As a former Director of Friends of the Earth, I can say with certain knowledge that FoE is an organisation that makes its fair share of mistakes – as much under my watch as under any of my successors.

But I cannot recall anything as grotesquely absurd as its decision on Friday to score the Labour Party Manifesto as better on ‘the climate and ecological emergency’ than the Green Party. Labour was scored with 33 out of 45, the Green Party 31, the Lib Dems 30, and the Tories on a rather generous 5.5.

Methodologically, the process left much to be desired. The original manifesto analysis (in which the Green Party came top) was then amplified by the parties being allowed to make additional pledges that weren’t included in their manifestos. By all accounts, the Green Party didn’t bother too much with this follow-up, but the Labour Party went to town with its supplementary answers – including a pledge to cancel the new runway at Heathrow if it found that this insane project was inconsistent with the new climate targets it would be setting. (This shows just how easy it was to play FoE as complete dupes: it’s already incontrovertibly clear that a new runway at Heathrow will be incompatible with existing climate targets, let alone tougher targets.)

I hate it when an organisation like Friends of the Earth gets it so badly wrong. Whilst it’s absolutely right to welcome Labour’s enthusiasm for a Green New Deal (which is indeed eloquently promoted in its Manifesto) and other good low-carbon policies (especially on housing), it’s utterly irresponsible to ignore the contradictions in Labour’s overall position. After all, this is a party that is in favour of HS2, in favour of a new coal mine in Cumbria (that FoE has failed to do anything about), is still committed to airport expansion (forget that supplementary pledge), obstinately committed to Hinkley Point and to new nuclear power stations, to the Trident Renewal Programme, and so on and so forth.

It gets worse. Labour is also in favour of pursuing completely conventional economic growth (as measured by GDP per annum) indefinitely into the future. What do they think is driving the Climate and Ecological Emergency in the first place?! And Labour has completely failed to understand the horrendous consequences for the UK’s environment if we leave the EU. Its wilful refusal to campaign unequivocally against Brexit is a massive failure that no environmentalist should allow to be set easily to one side.

These things are all so much more material than a bit of simplistic box-ticking around the Election manifestos.

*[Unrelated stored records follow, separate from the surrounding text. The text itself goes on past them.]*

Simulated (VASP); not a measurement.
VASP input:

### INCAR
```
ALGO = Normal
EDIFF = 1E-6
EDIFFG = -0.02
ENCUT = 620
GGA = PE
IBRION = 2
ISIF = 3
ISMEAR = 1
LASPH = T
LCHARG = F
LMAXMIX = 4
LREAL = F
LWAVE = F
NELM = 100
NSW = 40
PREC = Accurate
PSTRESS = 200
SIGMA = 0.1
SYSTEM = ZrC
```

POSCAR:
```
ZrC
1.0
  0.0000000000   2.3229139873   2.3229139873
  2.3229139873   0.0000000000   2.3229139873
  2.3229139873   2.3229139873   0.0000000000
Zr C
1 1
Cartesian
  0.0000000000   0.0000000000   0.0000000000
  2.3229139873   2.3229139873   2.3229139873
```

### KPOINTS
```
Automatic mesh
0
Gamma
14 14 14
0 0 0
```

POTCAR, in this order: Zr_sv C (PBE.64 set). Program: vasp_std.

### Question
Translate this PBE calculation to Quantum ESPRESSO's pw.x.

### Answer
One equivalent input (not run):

SHAME ON YOU, FRIENDS OF THE EARTH.

There’s one aspect of this which particularly worries me: the fact that Friends of the Earth can actively promote the electoral prospects of a Party that is still pro-nuclear – pro-nuclear energy, and pro-nuclear weapons. I’ve suspected for a long time that there’s an influential and highly insidious pro-nuclear lobby at the heart of FoE today – despite all sorts of reassurances (private and public) from its CEO Craig Bennett that this is not the case. I don’t believe him. In fact, I’ve come to the conclusion that he has been unable to deal with this nuclear fifth column, with this ludicrous manifesto debacle just the latest manifestation of this failure.

As evidence of this, consider the questions that Friends of the Earth selected to put before the four parties in its manifesto analysis: four questions – on renewables, fracking, carbon pricing and (weirdly) hydrogen. But nothing on nuclear. An FoE questionnaire on energy without any mention of nuclear. I think that tells you pretty much all you need to know.

The Labour Party Manifesto’s commitment on nuclear is short and to the point: ‘We will build new nuclear power needed for energy security.’ But to understand the Labour Party’s reaffirmed commitment to new nuclear power, you have to go back to the ‘Expert Briefing’ it brought out in October: https://labour.org.uk/wp-content/uploads/2019/10/ThirtyBy2030report.pdf. The section on nuclear in this Report (Section 4.13) is one of the lamest statements on nuclear power I can remember in a very long time.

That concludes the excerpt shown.